DeepXplore: Automated Whitebox Testing of Deep Learning Systems
(link) Kexin Pei, Yinzhi Cao, Junfeng Yang, Suman Jana
- What is the problem? No systematic way to check correctness or coverage for deep learning models.
- Why is it important? Deep learning is increasingly deployed in safety- and security-critical domains.
- What is the approach?
- Use ‘neuron coverage’ as metric for measuring which parts of model are tested by inputs
- Use other, similar models to cross-check output to avoid manual checking
- Pose the search for inputs that both a) trigger many differential behaviors and b) trigger high neuron coverage as a joint optimization problem to solve via gradiant-based search
- What is the result?
- Can generate bad test input without much compute
- Can use generated bad test inputs to improve model accuracy by up to 3%
- Adversarial images expose some errors, but only cover limited portion of a model’s logic
- Neuron coverage is # of unique activated neurons for all test inputs / total number of neurons
- Maximize differential behavior means have different behaviors (e.g., classification) from different DNNs on the same input
- Is neuron coverage a good metric? How many neurons are likely to be dead with a large enough training set? What indication do we have that neuron coverage is correlated with unusual input or wrong behavior?
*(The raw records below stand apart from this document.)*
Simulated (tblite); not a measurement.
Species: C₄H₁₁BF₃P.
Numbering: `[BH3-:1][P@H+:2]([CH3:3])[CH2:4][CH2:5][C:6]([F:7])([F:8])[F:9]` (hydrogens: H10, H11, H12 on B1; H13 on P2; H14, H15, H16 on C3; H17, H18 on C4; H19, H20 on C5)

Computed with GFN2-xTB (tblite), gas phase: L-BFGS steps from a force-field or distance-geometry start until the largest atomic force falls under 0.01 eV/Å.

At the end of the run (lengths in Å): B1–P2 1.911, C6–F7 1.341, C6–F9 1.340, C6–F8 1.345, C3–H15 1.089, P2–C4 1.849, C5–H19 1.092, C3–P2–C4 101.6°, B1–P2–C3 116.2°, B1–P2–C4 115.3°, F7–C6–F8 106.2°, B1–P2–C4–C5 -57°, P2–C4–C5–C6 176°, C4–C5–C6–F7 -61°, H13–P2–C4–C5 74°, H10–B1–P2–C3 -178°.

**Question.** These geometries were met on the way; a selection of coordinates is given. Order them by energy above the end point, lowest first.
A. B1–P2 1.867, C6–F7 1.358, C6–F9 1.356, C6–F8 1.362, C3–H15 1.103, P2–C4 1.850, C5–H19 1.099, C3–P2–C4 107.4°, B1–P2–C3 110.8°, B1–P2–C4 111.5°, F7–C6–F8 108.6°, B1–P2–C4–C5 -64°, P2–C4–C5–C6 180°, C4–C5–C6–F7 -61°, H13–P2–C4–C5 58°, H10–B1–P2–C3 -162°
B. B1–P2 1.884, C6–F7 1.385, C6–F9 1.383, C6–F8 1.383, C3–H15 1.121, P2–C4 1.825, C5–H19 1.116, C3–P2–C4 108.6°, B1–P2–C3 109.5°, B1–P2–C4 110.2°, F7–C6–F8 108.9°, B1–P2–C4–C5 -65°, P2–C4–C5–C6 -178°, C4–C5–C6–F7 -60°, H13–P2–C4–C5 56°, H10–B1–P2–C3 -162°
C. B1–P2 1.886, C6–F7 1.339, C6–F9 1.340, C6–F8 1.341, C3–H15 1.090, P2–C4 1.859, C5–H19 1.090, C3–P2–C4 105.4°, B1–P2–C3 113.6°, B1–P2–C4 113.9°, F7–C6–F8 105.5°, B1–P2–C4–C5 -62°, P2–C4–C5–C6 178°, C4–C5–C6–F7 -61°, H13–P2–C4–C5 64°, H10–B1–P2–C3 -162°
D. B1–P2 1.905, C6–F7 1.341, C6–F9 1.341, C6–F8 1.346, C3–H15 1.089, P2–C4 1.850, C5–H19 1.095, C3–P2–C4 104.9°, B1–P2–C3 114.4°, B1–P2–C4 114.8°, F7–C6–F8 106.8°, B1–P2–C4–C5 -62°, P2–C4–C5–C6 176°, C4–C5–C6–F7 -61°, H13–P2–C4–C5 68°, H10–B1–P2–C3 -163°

- Isn’t this just another (hand-crafted) mechanism for generating adversarial images? Why is neuron coverage important? We could relax standard adversarial deep learning and use similar domain-specific constraints
- Are there other ways to generate “reasonable inputs” that produce diverse outputs (i.e., different results on different models trained for the same task)
- Can we show whether or not neuron coverage is actually a good metric (i.e., if we have good neuron coverage, does that really mean we have a good sample of the real world?)